Back in 2005, Porsche was looking for something to slot in the middle of the 911 and the Boxster. It had to be pretty darn good, as the 911 is a legend among car fans and the Boxster was a hit for the automaker. What they came up with was the Cayman.
First launched in the 2006 model year, the Cayman is a coupe derived from Porsche’s second generation Boxster convertible, yet it looks like a 911 in the front. The name Cayman is an alternate spelling of caiman, a reptile in the same family as the alligator. Some thought the name came from the Cayman Islands, but that’s incorrect.
After the first generation Cayman was debuted and widely accepted, the second was introduced on February 21, 2009. The power was upped, the transmission was replaced, and the overall performance was vastly superior to the previous model. As an example, this baby 911 could hit 60 mph in just 5.2 seconds.
UPDATE 12/08/2010: After the LA Auto Show came and went with the unveiling of the Porsche Cayman R, our hopes of seeing a Cayman Club Sport were just about dashed. However, in an interview with Autocar, chief of mid-engined cars, Hans-Jurgen Wohler confirms that the idea of producing a Cayman is still on the table giving us just the sliver of hope we need to hold on to the idea of a CS version for the Cayman.
Hit the jump to read about it.
Porsche’s design team might be good, but they don’t change a whole lot if they don’t have too. That’s the case with the Cayman CS. The hardcore version of the Cayman will look, well, like the Cayman, just with a few new badges and maybe some gills for air intake.
The styling of the Cayman is, of course, similar to the Boxster, as it shares many of its parts. Yet, it’s got some 911 bits as well, like its sloping fastback-style rear and flaring rear fenders. It’s as if the 911 and the Boxster had a love child together in the dark German factories.
The restyled coupe has new halogen headlights with integrated direction indicators, sort of like what you would find on the Carrera GT. The new LED taillights have been reshaped and they’re integrated well into the new rear end. Porsche also managed to reshape the front fascia and the rear skirt, but you would have to be a Porsche enthusiast to notice the difference.

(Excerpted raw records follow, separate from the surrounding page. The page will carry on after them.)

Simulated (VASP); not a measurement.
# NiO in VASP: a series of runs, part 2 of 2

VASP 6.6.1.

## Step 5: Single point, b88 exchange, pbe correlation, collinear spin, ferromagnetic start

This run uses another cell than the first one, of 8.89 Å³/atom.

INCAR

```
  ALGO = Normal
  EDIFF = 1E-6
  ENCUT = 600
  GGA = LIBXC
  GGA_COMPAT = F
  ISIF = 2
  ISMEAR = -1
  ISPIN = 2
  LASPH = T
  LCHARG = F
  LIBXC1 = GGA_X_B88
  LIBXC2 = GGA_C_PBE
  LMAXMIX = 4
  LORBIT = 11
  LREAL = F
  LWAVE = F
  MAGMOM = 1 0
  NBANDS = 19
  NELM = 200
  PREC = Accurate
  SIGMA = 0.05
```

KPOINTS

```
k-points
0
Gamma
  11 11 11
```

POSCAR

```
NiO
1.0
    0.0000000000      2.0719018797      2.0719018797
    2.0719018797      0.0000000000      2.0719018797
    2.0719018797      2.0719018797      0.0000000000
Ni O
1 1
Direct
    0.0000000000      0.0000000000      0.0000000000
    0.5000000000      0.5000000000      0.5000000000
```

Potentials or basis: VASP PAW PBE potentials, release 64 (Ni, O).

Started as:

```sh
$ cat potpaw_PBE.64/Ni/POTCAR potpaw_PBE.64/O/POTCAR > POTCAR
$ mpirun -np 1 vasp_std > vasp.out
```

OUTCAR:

Inside, the Cayman still gets that classic Porsche look and we can’t be sure if that will change for the CS. We do know that the current Cayman has a new touch-screen navigation system that reduces the button count from a busy 32 to 16. This new layout was better than what you had in the old version and we hope that it carries over to the CS.
Compared to a standard Cayman S, the CS version will be 162-184lbs lighter and will feature aluminum doors, fabric door pulls – like the Boxster Spyder -, lightweight hatch, optional lexan window, and 19" unique lightweight wheels.
The CS packet also includes: sport bucket seats, revalved steering assist, locking rear differential standard, updated brakes, restylized front fascia, Cayman Club Sport side graphics, rear diffuser, Ducktail-style larger rear spoiler, Club Sport Insignia badging in interior, and optional "Track Pack" which includes a partial roll cage, harness, and fittings plus a fire extinguisher.
Power will come from the legendary 3.4 liter, direct-injection flat 6-cylinder that will crank out 328 horsepower mark, nine horses more than the Cayman S. The 0 to 62 mph run will take just 4.6 seconds, shaving 0.3 seconds off of the standard S model’s time.
We’re not quite sure the exact specs on the Cayman CS, but we imagine that it will compete against the Mercedes-Benz SLK55, Audi TT RS, and the BMW Z4.
The SLK 55 was first introduced in 2005 and was updated for the 2009 model year and beyond. The car’s 5.5L V8 is unchanged with an output of 355 horsepower at 5750 rpm and 376 pound-feet of torque at 4000 rpm. That motor will take you to 60 mph in just 4.9 seconds. The AMG version gets a blacked-out lower lip, front-mounted air vents and smoked headlights, just to add that extra aggressive touch.
The BMW Z4 sDrive 35is is one that we wouldn’t recommend. It features an inline-six with 335 hp at 5900 rpm and 332 lb-ft from 1500 rpm. It also features something called overboost, which bumps up the torque rating to 369 lb-ft. BMW estimates a 0 to 60 mph time of 4.7 seconds. The motor isn’t the issue, as this car just doesn’t feel that good to drive.
The Audi TT RS is a pumped up version of the normal TT. It features a 2.5-liter turbocharged inline-5 that makes its maximum torque of 332 pound-feet just about anywhere in the rpm range. This is one of the only models in this test group that features a good old-fashioned six-speed manual.
The Cayman CS is expected to debut at the auto show in Los Angeles this November. The CS will hit dealer showrooms in 2011 as a 2012 model.
Prices for the U.S. market will start at $66,330 (€51,015).